In 1972 the French media discovered his whereabouts and France demanded his extradition. Due to Barbie’s close connections with the Bolivian military these demands were rejected. In 1980 Barbie feared that a new government might accede to the French demands and in July allegedly participated in the so-called Cocaine Coup, a short-lived military coup by extreme right-wing officers supported by the CIA and funded by local drugs barons. In 1983 a newly elected democratic government finally arrested Barbie and he was extradited to France, where he was sentenced to life imprisonment. He died in prison in 1991.

Most of the Nazi war criminals who used the so-called ‘ratlines’, often travelling on identity papers provided by sympathisers in the Vatican, went to Argentina but up to 2 000 started new lives in Brazil. The most infamous was Doctor Josef Mengele, who had performed barbaric experiments on inmates at Auschwitz, and who drowned off a Brazilian beach in 1979.
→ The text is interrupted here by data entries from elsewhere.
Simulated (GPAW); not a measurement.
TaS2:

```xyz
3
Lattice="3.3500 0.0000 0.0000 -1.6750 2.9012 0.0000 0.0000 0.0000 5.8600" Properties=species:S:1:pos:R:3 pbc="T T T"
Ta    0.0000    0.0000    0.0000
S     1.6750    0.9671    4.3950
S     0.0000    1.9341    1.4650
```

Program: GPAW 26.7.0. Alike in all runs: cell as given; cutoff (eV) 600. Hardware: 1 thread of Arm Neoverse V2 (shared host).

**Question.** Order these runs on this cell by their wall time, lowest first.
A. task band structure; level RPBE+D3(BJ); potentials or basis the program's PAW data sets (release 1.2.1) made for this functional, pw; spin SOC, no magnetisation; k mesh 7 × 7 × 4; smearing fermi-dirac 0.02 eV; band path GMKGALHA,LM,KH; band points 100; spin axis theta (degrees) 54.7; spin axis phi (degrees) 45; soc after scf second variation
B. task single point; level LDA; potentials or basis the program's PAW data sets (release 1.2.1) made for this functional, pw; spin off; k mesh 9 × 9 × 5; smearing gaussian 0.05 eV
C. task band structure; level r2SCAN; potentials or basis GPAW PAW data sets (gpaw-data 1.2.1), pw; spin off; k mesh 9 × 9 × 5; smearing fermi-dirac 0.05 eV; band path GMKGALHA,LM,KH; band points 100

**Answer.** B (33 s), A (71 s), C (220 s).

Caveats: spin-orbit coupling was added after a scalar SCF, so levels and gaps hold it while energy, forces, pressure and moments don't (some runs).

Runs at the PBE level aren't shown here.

Israeli agents actively pursued such men. Most famously Adolf Eichmann was kidnapped in Argentina in 1960 and subsequently tried and executed in Israel. In Brazil at the time of this novel the Israelis were hard on the trail of Gustav Wagner, one of the most sadistic of all the concentration camp commanders. He was eventually arrested in 1978 and subjected to extradition requests by Israel, Poland, West Germany and Austria. The Brazilian authorities rejected all the requests and Wagner was released. In October 1980 he was found dead in Sao Paulo with a knife in his chest.